At one point late in the bout, Merchant noted that Hernandez seemed like an aging fighter, but pointed out that a lot of that had to do with who was standing across from him.

"Hernandez has gotten old in this fight," Merchant said. "Old because he's in with a wonderful young fighter. You're seeing the thoroughbred in him come out right here."

Shortly before Rudy Hernandez opted to stop the bout after the eighth, Lampley was speculating whether Hernandez would want to surrender the belt while sitting on the stool.

Though Mayweather is now known mostly for his brilliant defensive acumen, Foreman said, "Sometimes your life is more important than a title belt, and this guy is hitting him." It was a nod to Mayweather's offense. 

He said a similar thing earlier as Mayweather had Hernandez pinned on the ropes and was firing at him. 

"The Mayweather kid is not backing up; maybe he should back up a little bit," Foreman said when Hernandez landed a rare counter hook.

Hernandez was a highly regarded fighter who was as tough as they come and whose only previous loss came at lightweight, a division higher, to Oscar De La Hoya.

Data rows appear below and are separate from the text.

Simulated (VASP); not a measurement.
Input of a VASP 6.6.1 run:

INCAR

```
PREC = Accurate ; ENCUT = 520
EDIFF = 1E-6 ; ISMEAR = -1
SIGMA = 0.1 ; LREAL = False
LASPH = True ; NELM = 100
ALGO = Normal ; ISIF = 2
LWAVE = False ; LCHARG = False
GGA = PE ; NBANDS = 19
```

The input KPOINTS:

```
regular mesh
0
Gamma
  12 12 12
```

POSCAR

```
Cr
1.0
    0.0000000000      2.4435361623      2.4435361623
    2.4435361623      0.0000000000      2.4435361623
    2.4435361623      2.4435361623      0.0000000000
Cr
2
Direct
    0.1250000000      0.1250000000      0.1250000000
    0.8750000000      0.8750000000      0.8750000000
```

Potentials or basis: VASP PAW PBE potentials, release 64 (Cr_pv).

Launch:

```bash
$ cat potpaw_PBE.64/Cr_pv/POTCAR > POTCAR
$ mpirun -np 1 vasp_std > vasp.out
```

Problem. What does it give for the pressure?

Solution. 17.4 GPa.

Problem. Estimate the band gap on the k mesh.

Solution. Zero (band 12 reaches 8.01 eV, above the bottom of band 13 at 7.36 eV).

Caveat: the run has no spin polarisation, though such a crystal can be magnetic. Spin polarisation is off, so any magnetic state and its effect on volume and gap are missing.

But he was taking a brutal beating on this night and Foreman pointed out correctly it was because he was facing a potentially great opponent.

"In boxing, you're not going to run into many young Mayweather-type fighters," Foreman said. "Believe me, this guy is something special."

Mayweather has become one of the richest and most famous athletes in the world, but rarely has he performed the way he did that night, in his 18th pro bout, 16 years ago today.